Chapter 1: Compliance, specifies that under legality provisions, the marketer must not state or otherwise imply that a product can legally be sold if it cannot. In light of the new policy, crypto assets and CFDs are not to be legally sold to UK residents.
Chapter 14: Financial Products, specifies that marketers of these products (whilst the classification itself is inconclusive) will be subject to the FCA guidance when promoting financial products.
Q: So, Emily and Tal, what options do I have now, if I’m active in marketing crypto assets and CFDs?
A: While the marketing of unregulated crypto assets to UK investors is curtailed due to ‘controlled investment’ and ‘controlled activity’, some clients have been successful in getting exemptions for marketing materials.
Under Financial Promotion Order 2005 (FPO), there is a way to have marketing material approved by an FCA-authorized entity before distribution, among other remedies.
Brokers, platforms and affiliates are working closely with our team to have their insertion orders and terms and conditions amended to adequately protect themselves by adding expansive compliance disclaimers and indemnifications clauses, with the goal of making sure that they are protected on one side, but still, work transparently and according to the applicable rules. Compliance is not only a challenge, but also an opportunity for maintaining a successful financial operation, and there are so many successful companies that can be a good example.
Q: Tal, as a courtesy to our readers, without seeing it as legal advice – can you give an example for an update of such a legal agreement.

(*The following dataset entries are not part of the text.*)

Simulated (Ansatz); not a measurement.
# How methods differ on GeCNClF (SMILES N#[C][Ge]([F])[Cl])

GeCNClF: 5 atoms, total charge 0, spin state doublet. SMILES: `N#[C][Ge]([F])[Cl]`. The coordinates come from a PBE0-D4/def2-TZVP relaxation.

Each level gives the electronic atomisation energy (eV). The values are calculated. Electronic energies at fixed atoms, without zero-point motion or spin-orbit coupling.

A: Gladly. A clause we have added to the terms and conditions of one of the leading affiliate networks working in this space was as following:
“The Customer (the Broker) acknowledges that the Company (the Network) is solely acting as an intermediary party, thus, in no manner will the Company be responsible to confirm, monitor or approve compliance by the Customer or any Third Party Provider (the Affiliate) with any and all applicable laws and regulations. The Company is not a party to the transaction carried out by the Customer and its clients and/or the interaction between the Customer and the Third-Party Providers, and such shall be the exclusive responsibility of the Customer”.
Similarly, Brokers had changes in their agreements – both with partners and with traders – where we extended many of the clauses that deal with responsibility and indemnification.
Thank you very much, Tal Itzhak Ron and Emily Helmer from Tal Ron, Drihem & Co., Law Firm for the expert insights and I look forward to meeting you again soon.